I have written before about appreciating early music on its own terms, rather than judging it for how closely it leads to something else. While this is a remark of some merit, it is neither easy nor genuinely consistent. Viewing something as leading toward a later development is one example of what I'll call retrospective. Our perspective is necessarily retrospective in at least some ways. After all, these musical events happened centuries ago, and we cannot (except through willful ignorance) hear them with the excitement of not knowing what will follow. It is tempting to say "what advances will follow" and that is often said, as many will view e.g. the increased technical capacity of the violin as objective progress by which to gauge some complementary progress in art. Of course, the latter is a fallacy. It remains true that early works which show some glimmer of modernity, even if they are not related by any direct line to the present, are often viewed with a special affection, as if with a wink to the composer for his insight. Whether these pieces are particularly good or not is placed in the background, because we are always happy to seize upon some objective quality by which to sublimate our opinions. Having a real aesthetic opinion is a difficult thing, I think, far harder than hearing a chord in Brumel.

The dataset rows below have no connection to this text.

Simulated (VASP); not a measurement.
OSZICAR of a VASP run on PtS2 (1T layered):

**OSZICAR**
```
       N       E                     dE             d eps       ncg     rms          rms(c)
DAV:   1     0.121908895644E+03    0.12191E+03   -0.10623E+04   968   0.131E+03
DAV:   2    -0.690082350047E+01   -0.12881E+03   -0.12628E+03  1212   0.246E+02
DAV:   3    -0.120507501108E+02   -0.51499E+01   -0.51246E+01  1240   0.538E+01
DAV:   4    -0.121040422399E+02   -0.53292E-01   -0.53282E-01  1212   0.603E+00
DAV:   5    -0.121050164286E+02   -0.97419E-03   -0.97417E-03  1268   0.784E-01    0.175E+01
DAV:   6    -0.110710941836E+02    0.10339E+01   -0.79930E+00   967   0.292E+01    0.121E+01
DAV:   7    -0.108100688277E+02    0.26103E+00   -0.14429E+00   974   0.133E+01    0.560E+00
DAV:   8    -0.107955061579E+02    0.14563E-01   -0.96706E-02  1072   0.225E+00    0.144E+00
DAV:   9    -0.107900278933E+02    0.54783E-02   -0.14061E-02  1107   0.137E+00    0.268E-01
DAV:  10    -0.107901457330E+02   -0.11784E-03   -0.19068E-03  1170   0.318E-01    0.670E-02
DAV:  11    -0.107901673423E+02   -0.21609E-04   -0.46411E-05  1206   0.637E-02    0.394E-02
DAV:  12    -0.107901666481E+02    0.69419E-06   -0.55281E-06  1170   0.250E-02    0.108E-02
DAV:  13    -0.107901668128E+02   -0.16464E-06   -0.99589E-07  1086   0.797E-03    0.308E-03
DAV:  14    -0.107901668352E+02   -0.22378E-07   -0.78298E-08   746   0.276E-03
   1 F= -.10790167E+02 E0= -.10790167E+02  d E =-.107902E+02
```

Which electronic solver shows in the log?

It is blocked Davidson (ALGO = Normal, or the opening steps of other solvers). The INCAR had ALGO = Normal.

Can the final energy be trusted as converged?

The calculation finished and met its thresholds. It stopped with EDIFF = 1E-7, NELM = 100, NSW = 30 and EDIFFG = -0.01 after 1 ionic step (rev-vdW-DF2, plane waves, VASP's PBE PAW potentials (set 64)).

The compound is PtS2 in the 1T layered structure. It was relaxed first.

The retrospective view can be especially valuable when defining terms. Having seen what happened, we can more easily maintain the necessary distance to mark trends and styles, and even to name them. While the definitions of contemporaries can often be interesting, and even crucial from the technical perspective of musical exegesis, they can be blurry indeed. That is due partly to an uncertainty as to how the techniques will develop, undoubtedly. One example recently brought to my attention is that of the seconda prattica as applied to Monteverdi's madrigals. When does it start? Well, the usual retrospective answer is that the fifth book broke ground on a few madrigals and then the sixth book (especially in its alternate scoring with basso continuo) written after Monteverdi's entry into opera firmly established it. If one looks closely at what contemporaries defined as seconda prattica or how they argued, in terms of what should or should not have been done, one can come to all sorts of conclusions including that either none or all of Monteverdi's madrigals fit the definition. This strikes me as less useful. Indeed, Monteverdi himself considered Cipriano de Rore the founder of seconda prattica, but how many madrigals does that leave prior to this? Rather few in the Renaissance. In this case, we define the terms for our own use, obviously. Some turn out to be more useful than others, and of course none of this says a thing about whether one book of madrigals is better than another. Should we in turn deprecate the prima prattica? It seems that we do, but I don't think intentionally.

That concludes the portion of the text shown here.